Citizens for Responsibility and Ethics in Washington filed a complaint today with the Federal Election Commission against the Republican Party of Minnesota. The group says the Republican Party of Minnesota and its former chair Tony Sutton hid the party’s debts. The complaint said the party failed to adequately report its debt even though it admitted in August that it committed the same violation in 2006.
“The Republican Party of Minnesota’s FEC reports haven’t reflected the party’s actual financial condition for nearly a decade and make a mockery of the public’s right to know,” said CREW Executive Director Melanie Sloan. “There appears to be ample evidence Mr. Sutton, repeatedly lied to FEC investigators for years to achieve the party’s political goals.”
Sutton resigned from the state party in early December after widespread criticism about the party’s finances. Party officials announced later in the month that the Minnesota GOP could be up to $2 million in debt including $415,000 that was not previously reported.
Sloan also criticized the Federal Election Commission for failing to fully investigate the party’s finances earlier.
“When CREW filed its initial complaint back in 2007 we asked the FEC to conduct a full audit of the RPM’s finances, but the FEC declined,” Sloan said. “If the commission had done its job, we wouldn’t have to ask them to restart yet another botched investigation. Allowing such conduct to go unpunished reinforces the public’s view that politics is a dirty, rigged game. The FEC continues to fail the American public.”
No word yet on the Republican Party’s response to the complaint, but RNC Committeeman Jeff Johnson said in December that the party would own up to its problems. He said party officials hired an attorney to work with the FEC on the problems and hoped that they wouldn’t be fined because party officials brought the issue to light.

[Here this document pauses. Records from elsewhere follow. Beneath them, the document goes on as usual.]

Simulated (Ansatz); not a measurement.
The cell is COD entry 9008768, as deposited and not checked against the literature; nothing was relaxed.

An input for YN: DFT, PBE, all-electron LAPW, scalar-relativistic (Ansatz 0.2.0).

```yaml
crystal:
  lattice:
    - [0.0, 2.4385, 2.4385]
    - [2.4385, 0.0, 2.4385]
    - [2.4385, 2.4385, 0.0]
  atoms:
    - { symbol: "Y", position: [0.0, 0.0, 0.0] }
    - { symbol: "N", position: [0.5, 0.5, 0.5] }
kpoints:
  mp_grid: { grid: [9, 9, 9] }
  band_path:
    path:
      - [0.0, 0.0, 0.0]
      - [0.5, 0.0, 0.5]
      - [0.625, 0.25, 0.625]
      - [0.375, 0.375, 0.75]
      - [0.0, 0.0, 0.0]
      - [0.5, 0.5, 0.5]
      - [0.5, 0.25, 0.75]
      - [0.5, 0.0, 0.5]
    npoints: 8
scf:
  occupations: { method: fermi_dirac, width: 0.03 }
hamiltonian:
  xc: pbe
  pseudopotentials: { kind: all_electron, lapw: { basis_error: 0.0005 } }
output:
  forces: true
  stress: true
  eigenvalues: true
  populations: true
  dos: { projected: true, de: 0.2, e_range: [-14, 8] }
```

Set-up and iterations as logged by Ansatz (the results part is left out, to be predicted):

Here’s a statement released by Republican Party Chair Pat Shortridge:
“As part of the Republican Party of Minnesota’s internal review of party finances, which we reported to the State Central Committee and released to the media on December 31, we discovered additional party debt. Following on that disclosure, we contacted the Federal Elections Commission (FEC) to self report that debt and seek guidance on how we should proceed. We are in the process of following those recommendations.”
Common Cause Minnesota says the Minnesota Campaign Finance Board is also investigating the party’s finances to see if there were any violations.